While a ‘price floor’ in the North Sea windfall tax has been welcomed, north-east energy experts questioned whether it’s enough to spur new investment.
On Friday HM Treasury revived an earlier pledge to withdraw the upper 75% headline tax rate of the Energy Profits Levy (EPL) on oil firms, should oil and gas prices return to “historically normal levels” for a sustained period.
For this to happen, average oil and gas prices need fall to, or below, $71.40 per barrel for oil and £0.54 per therm for gas, for two consecutive quarters.
However, there has been skepticism over whether this is a threshold that will be reached.
“Yes, it’s a step in the right direction. Yes, the government is listening to industry, but these are distinct markets and coupling them means actually you never get the EPL reduced – which is what’s undermining investment and activity in the industry,” Paul de Leeuw, director of the RGU Energy Transition Institute, told Energy Voice.
At present gas trades for around 60p per therm, from a peak of £6, and oil roughly $75 a barrel, down from $130 last year.
Yet forecasts from the Office for Budget Responsibility (OBR) also suggest that forward prices are unlikely to ever hit necessary levels, meaning levy will go unchanged until its sunset in March 2028.

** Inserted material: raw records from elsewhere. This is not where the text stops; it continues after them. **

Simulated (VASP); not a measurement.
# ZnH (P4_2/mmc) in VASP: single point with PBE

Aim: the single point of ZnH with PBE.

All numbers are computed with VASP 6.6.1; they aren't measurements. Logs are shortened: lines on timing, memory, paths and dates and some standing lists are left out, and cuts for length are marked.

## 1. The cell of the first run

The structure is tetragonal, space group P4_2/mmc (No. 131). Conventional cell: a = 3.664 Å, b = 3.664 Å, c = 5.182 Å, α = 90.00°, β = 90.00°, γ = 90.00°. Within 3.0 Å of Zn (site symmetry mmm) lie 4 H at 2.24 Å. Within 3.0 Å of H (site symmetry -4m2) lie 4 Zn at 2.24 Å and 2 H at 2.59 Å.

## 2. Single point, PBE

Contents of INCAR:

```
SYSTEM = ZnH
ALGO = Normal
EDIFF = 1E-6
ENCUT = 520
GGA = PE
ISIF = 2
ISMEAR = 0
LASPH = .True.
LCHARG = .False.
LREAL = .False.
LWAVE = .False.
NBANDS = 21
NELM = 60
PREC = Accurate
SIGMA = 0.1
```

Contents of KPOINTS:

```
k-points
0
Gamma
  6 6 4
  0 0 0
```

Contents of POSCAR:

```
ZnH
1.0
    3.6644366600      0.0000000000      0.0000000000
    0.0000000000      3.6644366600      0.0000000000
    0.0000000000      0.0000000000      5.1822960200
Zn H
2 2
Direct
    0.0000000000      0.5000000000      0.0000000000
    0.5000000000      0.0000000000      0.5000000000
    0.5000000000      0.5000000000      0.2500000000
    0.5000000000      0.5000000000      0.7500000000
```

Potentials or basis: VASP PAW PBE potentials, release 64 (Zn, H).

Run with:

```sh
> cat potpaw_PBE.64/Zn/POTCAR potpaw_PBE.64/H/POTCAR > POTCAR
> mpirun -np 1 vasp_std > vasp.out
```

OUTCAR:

“In this case, although it looks alright on paper, and alright in its intention, it might never materialise for the industry – and I think that’s not what the government is trying to do and that’s not what the industry is asking for either,” Mr de Leeuw said.
“It’s hard to invest when prices are really low, so you need to make sure there’s a mechanism in place to incentivise investment.
“I think the sentiment in the industry is pretty clear. There’s a lot of operators pulling back from investment in the UK.
It comes as operators such as Harbour Energy blamed the policy for its decision to slash 350 UK jobs and suggested it would look to diversify its business in other markets.
North Sea fiscal review
Also contained with the Treasury’s EPL announcement was confirmation of a review into the wider fiscal system surrounding oil and gas.
The review, to begin shortly, will look at ring-fence activity “in its totality” HM Treasury said, including Petroleum Revenue Tax, Ring Fence Corporation Tax, Supplementary Charge, and the different tax reliefs and allowances available within the regime. A report is then expected by the end of the year.
Professor Alex Kemp of Aberdeen University said this review may do little to assuage the cautious approach to UK investment that has taken over since the levy was introduced.
“The review means there’s a lot of uncertainty about what the content would be, and what the conclusion might be. Given that investments in the North Sea are long-term ones – even for small fields we’re talking a fair number of years – it’s unclear what attitudes investors would take.
“At the moment they may have a cautious view about the outcome of the review and hold back until that becomes clear.”
Mr de Leeuw said this review is also “a helpful step.”
“But until you know the detail, there’s still a question mark for the investment community as to whether this is the best place to invest given the competition we have with other basins,” he cautioned.
As for the additional tax rebates available to those producers investing in decarbonisation initiatives, Professor Kemp suggests they may also be met with similar ambivalence.
“You have to be paying the tax to get the benefit – so it’s a mixed picture,” he notes.
Other questions remain over the impact of commodity price shifts.
“What’s not clear is that given the volatility of oil and gas prices, what happens if later on – but within the period of the windfall tax to the end of March 2028 – the price has come up again? That must be possible because the volatility over the last several years has been phenomenal.”
An EPL that is withdrawn but later reinstated as average prices rise and fall would make for “quite complex calculations” for producers – potentially prompting even greater uncertainty around the investment picture over the coming years.